Prove that a finite-dimensional algebra $A$ over a field $K$ of characteristic zero having a basis consisting of nilpotent elements $\{e_1,...,e_n\}$ is nilpotent.
My approach: Let $m_i$ be the smallest positive integer such that $e_i^{m_i}=0$. Let $m:=m_1+m_2+\cdots+m_n$ and let $a_1,...,a_m$ be any $m$ elements from $A$. There exist $\lambda_{i1},...,\lambda_{in}$ such that $a_i=\lambda_{i1}e_1+\cdots+\lambda_{in}e_n$ for each $1 \leq i \leq m$.

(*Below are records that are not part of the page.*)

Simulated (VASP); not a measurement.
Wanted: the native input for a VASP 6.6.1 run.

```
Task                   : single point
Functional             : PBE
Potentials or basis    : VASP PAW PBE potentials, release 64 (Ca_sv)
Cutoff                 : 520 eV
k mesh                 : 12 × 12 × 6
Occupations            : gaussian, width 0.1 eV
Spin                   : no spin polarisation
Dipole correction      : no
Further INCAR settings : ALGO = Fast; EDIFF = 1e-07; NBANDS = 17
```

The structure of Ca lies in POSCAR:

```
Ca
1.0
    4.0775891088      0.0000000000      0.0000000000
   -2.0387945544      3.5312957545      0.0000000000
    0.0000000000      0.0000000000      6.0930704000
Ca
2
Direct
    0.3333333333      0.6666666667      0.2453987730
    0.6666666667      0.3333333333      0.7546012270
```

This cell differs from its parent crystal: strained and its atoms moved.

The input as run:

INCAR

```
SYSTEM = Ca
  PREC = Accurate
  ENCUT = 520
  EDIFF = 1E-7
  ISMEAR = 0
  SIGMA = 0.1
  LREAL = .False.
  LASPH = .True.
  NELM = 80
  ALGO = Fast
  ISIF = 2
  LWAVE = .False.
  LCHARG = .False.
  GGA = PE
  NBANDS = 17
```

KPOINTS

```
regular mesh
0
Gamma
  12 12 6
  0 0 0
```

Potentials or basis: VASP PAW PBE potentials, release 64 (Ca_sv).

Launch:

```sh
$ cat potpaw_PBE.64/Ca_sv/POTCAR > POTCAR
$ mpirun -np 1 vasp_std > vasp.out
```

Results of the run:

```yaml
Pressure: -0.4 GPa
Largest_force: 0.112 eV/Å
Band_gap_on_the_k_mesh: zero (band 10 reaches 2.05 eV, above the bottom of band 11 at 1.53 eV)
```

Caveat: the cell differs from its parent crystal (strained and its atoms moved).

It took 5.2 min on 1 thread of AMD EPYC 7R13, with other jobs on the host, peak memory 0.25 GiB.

Expand $a_1\cdots a_m$ in terms of the basis to get each term in the sum (expansion) has the form $\lambda e_1^{t_1}\cdots e_n^{t_n}$ where $\lambda \in K$ and $t_1+\cdots+t_n=m$ with $t_i \geq0$. Observe there exists $j$ such that $t_j \geq m_j$ otherwise it would contradict to $t_1+\cdots+t_n=m$, so each term in the expansion of $a_1\cdots a_m$ is zero; this implies $A^m=0$, therefore $A$ is nilpotent with nilpotency class at most $m$.
My query: I realized now that my proof relies on the commutativity of $A$, however $A$ is not assumed to be commutative. How to used the condition $\operatorname{Char}(A)=0$ for the general case?